Of course, we can always use a variety of Blogs, Wikis, Twitter, Social Networking, Websites, etc. to capture, share and gain feedback from our colleagues.
Intellectual stimulation is an exciting concept, which most, if not all of us as educators have eagerly engaged in the past, however, we may find it increasingly difficult to maintain regular interaction with applied research on teaching and learning. Marzano defines this as “learning about learning and inspiring the organization to grow, which allow educators to experiment and implement new effective instructional strategies.” I would predict that most of us recall times in our lives, when we were able to engage in exciting conversations about teaching and learning, especially aligned with direct interaction with our students. I have observed many of these moments of ‘saving the world’ when teaching large Introduction to Education courses for preservice teachers. A combination of reality, over-worked, politics, red-tape bureaucracy, etc., etc., etc. can quickly help us forget why we selected education as our passion and quest. We certainly do not have all of the answers, however one way to remind ourselves of our passion is to find ways to talk about the art and science of teaching and learning with our colleagues.

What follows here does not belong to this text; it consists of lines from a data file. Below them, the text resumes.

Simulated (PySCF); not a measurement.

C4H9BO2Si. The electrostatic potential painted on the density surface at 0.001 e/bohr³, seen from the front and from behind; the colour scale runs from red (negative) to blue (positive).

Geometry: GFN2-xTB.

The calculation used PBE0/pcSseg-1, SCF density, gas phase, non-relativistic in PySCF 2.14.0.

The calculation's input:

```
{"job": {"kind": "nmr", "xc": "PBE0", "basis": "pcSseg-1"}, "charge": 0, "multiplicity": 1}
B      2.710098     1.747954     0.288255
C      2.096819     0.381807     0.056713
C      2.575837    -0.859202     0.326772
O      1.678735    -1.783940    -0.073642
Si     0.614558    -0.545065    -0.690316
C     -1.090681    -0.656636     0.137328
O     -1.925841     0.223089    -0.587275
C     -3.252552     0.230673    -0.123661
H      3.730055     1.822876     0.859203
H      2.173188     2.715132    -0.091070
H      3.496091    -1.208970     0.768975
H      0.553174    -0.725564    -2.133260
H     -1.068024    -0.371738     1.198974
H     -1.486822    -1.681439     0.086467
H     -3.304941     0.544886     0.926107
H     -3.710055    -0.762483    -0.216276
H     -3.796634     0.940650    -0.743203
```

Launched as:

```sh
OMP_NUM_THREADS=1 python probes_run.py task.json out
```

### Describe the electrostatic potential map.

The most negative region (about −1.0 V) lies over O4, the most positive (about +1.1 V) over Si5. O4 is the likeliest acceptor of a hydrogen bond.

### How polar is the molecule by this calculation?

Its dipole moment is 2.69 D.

To help, there are many Research and Reference Tools that we can incorporate into our PLN. These tools range from ways to organize and share to connecting resources and thoughts with colleagues. Some useful and free tools include:
Thinkature, offers real-time collaboration online for creating PLNs;
PBwikiwill create an easy-to-update digital footprint;
del.icio.us allows us to save favorite sites and share with your PLN;
Gliffy creates and shares flowcharts, diagrams and infographics;
Marzano states that it is the Instructional Leaders beliefs that shape the culture of the campus and creates (or not ) followership. Leadership beliefs are derived from many sources. Through their educational experience, work experience and personal experience. Finding a way to capture all of these experiences and developing the tools to share them when appropriate may be the challenge. There is a great TED video on how to create a movement by Derek Sivers. In this video, he shares a video of a movement taking place as he analyzes and narrates. The example may seem odd at first, however, when it is broken down into component parts, I believe that most of us can translate this experience into our leadership goals. We all want to see a movement of ideas, especially if they are embraced in the way in which the video portrays.
So, the question is, “will you be a lone nut?”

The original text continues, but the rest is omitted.